Almost secretly, with the information modestly tucked away in the margins of the news, the justice ministry has extended by a year the strict limitations imposed on Mordechai Vanunu. The extension was affirmed last week by the Supreme Court. Thus, the justice ministry once again responded without hesitation to a request by the defense ministry. Vanunu served out his entire sentence - 18 years in prison. He did so after a district court convicted him of aggravated espionage and treason in the wake of the Sunday Times reports in 1986 about the secrets he provided the newspaper regarding Israel's nuclear option.

Vanunu was one of the very few prisoners in Israeli history whose sentence was not reduced for good behavior, nor was he given a single day's furlough. For many years, he was imprisoned in solitary confinement, which nearly drove him insane. Two years ago, he was released and asked to leave Israel.

That's when the vengeful machinery of the defense establishment - Defense Minister Shaul Mofaz, the Shin Bet, and Yehiel Horev, head of security for the defense establishment - went into action. They imposed a series of limitations on Vanunu, restricting his freedom of movement and his right to social contacts. The worst of these restrictions is the ban on him leaving Israel.

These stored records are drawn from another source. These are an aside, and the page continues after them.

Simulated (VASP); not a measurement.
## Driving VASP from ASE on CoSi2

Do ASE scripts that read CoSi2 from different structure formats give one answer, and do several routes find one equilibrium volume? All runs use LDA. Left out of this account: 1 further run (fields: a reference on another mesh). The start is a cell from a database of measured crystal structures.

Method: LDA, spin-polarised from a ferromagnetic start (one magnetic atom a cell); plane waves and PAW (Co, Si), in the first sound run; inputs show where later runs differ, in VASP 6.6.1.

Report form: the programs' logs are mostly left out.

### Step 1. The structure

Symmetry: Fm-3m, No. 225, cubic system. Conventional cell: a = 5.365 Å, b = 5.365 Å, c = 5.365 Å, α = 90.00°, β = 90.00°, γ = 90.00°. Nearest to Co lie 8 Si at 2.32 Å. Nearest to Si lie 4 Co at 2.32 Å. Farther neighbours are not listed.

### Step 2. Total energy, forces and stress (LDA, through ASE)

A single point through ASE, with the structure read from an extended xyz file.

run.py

The state claims that Vanunu remains a tangible risk to its security. That is a baseless argument, worrisome, immoral and unjust. It is baseless because Vanunu stopped working at the Dimona nuclear reactor more than 20 years ago and it is reasonable to assume that the reactor and Israel's nuclear policies have undergone technological changes that outdate his knowledge; and if not, then the fact that the state of Israel is not working on improving its nuclear capabilities should be a cause for real concern. In any case, Vanunu speaks about what the world already knows and continues to know: Israel is a nuclear power.